Over at Slog, people were upset with the “Cross-base Highway” included in the RTID plan that goes to the ballot with Sound Transit’s ST2 package. One major complaint was that RTID does almost nothing for Seattle, and that ST2 does a smaller portion for the city than ST1 one did, and Seattlites should vote against it. If you look at Sound Transit’s ST2 page, Seattle is getting a lot out of that transit package (more on that below).
As for RTID, it is true that only three projects take place within the city limits. The first is the widening of Mercer street near I-5. The second are a bunch of improvements in the southern industrial area of the city, which includes a transit-only ramp off I-5 at South Industrial Way. The last is an replacement for 520 which is partially funded by RTID. The 520 replacement is as useful for the Eastside as it is for Seattle, so that only counts for half a project for the city. The industrial improvements are mostly for freight and shipping, which benefits the whole region (there’s no Port of Kirkland, for example). So Seattle is definitely getting the short end of the stick in terms of RTID spending. For $5 billion in spending, less than half-a-billion is going to Seattle-only projects, and about $1.1 billion is going to half-Seattle, half-Eastside project.
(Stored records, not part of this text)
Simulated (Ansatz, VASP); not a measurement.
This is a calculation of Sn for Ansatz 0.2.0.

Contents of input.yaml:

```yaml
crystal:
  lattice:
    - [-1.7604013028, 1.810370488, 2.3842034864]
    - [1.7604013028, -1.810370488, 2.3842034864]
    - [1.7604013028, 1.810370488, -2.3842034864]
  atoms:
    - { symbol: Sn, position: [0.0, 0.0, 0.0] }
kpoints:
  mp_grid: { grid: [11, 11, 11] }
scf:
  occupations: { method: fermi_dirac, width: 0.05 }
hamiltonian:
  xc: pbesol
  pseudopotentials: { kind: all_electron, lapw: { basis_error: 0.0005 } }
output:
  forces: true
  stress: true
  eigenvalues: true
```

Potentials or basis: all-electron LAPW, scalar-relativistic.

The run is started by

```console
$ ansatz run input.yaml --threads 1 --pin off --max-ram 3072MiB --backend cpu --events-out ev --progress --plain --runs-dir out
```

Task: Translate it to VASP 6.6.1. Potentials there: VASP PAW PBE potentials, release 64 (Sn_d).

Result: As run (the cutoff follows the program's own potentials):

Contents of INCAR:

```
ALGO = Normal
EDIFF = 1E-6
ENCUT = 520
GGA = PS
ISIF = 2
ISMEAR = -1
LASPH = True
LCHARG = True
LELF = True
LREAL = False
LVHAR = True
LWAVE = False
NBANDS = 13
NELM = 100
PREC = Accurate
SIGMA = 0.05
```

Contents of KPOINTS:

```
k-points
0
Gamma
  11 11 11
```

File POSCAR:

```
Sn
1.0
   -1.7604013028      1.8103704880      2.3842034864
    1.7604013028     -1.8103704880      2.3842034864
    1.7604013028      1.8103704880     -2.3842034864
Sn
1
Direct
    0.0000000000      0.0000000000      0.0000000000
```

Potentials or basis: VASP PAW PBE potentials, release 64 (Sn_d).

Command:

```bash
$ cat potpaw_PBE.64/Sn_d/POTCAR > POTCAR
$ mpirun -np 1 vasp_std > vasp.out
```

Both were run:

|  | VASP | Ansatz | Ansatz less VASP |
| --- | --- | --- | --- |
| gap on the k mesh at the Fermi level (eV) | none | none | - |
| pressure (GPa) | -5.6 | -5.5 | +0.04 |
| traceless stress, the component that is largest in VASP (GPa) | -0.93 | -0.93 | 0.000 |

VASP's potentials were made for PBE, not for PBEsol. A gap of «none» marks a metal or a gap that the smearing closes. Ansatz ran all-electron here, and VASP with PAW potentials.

Sound Transit will benefit Seattle much more than RTID. There will be two more subway stations added to the north end of the Link Rail, where it extends past Montlake/University of Washington. The 43rd & Brooklyn Station will be especially useful. This part of ST2 alone will cost $1.126 billion to $1.239 billion. Then, there will be a Northgate elevated station and a station on 145th at the city limits. This adds another $300 million or so, though it will be as useful for Shoreline as it is for Seattle.
For the East Link, there will be an at-grade station on Rainer and about 23rd Ave. That won’t be incredibly useful since that area is mostly well-served by the “Central Link” that already goes through the South End, but it definitely will get a lot of use, possibly even just from Amazon employees coming from the Eastside. Also, the East Link in general will help Seattlites who are commuting East (like me), and Eastsiders who commute into the city. Plus it will be paid entirely out of the Eastside’s Sound Transit money. Finally, there will be the First Hill street car. This costs $150 million and will greatly expand the “network effect” of the Capitol Hill station.
In addition there is an $8 million study of a Burien-West Seattle-Downtown rail (that’s technically getting paid partially out of the South King County budget), and a $5 million study of a Downtown-Ballard-Wallingford-UW line. That’s the one which would have made my childhood growing up in Wallingford/Green Lake so much different. I think that red line in the image actually goes right through the house I grew up in. Finally, there’s a $5 million study of HCT across 520. Let’s hope these don’t take until 2050 or something.
So, RTID is not a good deal for Seattle. But Sound Transit is a great deal for Seattle, so it’s a trade-off. Since ST2 is paid for by a .5% sales tax increase and RTID is paid for by a .1% sales tax increase and a $80 per $10,000 assessed value MVET, if you don’t own a car, you won’t pay much for RTID. At least that makes its payment scheme more fair than any other highway project ever attempted in this state. My only complaint about ST2 is the time frames discussed. 2027 to Overlake TC? Will I still make that commute in 20 years?